Pennsylvania Maintainers Conduct Two-Week Training Exercise

By Master Sgt. Keith Boring and Senior Master Sgt. Shawn Monk, 171st Air Refueling Wing

JOHNSTOWN, Pa. - Pennsylvania Air National Guardsmen with the 258th Air Traffic Control Squadron’s Deployable Instrument Landing System Team completed a two-week annual training exercise June 16.

The exercise focused on the squadron’s newest equipment, the AN/TRN-50 Deployable Instrument Landing System. The equipment can be packaged in shipping containers, rapidly mobilized by air, then quickly set up by the D-ILS team. 

The AN/TRN-50 essentially creates a landing site with precision aircraft approach capabilities, allowing aircraft to land near mountains, bodies of water, obstructions and during inclement weather with low to zero visibility.

The AN/TRN-50 comprises an array of antennas, masts, electronics, and power generators, all assembled and erected by four Air National Guardsmen — three radar, airfield and weather systems maintainers and one electrical power production specialist.

“This was just the first step, but it was a big one for the D-ILS team,” said Tech. Sgt. Shane Miller, the team lead for the training.

The Guardsmen also partnered with the FAA and the Altoona-Blair County Airport to train on the airport’s instrument landing system, which is similar to the AN/TRN-50.

“It’s one thing to work on a piece of equipment at the Squadron,“ Miller said. “It’s something entirely different, however, to see how it works and to know that you are responsible for the lives in those planes using your equipment.”



During the training, members of the 258th learned tower climbing and rescue skills necessary to build large antenna masts. The training occurred at the 258th’s radar tower at the John Murtha Johnstown-Cambria County Airport. 

Staff Sgt Justin Radcliffe, a recent graduate of the Air Force’s Tower Climbing and Rescue Trainer Course, instructed members how to climb and rescue people from non-standard, lattice towers. Students also performed a pick-off, rappeling to the ground with a victim attached to their body harness.

“Without exercises like these, there is a real possibility that these young troops’ first airfield experience with the AN/TRN-50 could be during a deployment,” Miller said.

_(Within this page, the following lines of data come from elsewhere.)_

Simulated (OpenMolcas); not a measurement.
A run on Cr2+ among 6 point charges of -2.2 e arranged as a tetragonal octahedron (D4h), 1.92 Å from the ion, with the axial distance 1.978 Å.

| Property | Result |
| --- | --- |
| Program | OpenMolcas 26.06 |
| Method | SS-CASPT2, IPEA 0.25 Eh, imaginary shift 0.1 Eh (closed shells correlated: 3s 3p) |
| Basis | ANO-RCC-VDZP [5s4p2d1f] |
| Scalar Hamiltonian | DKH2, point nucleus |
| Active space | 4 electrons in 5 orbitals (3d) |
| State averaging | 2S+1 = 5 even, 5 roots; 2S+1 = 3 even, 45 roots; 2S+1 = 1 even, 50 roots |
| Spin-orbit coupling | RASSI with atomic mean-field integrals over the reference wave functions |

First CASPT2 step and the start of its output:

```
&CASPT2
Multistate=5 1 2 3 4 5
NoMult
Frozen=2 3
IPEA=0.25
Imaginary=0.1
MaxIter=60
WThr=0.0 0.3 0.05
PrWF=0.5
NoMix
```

Guard members completed over 60 maintenance tasks, using sophisticated test equipment such as oscilloscopes and spectrum analyzers. In addition to the tower climbing, they logged over 600 hours of hands-on maintenance and training.

The 258th ATCS provided air traffic services stateside and overseas to civil, military and even presidential aircraft while maintaining mobile readiness to deploy with less than a week’s notice.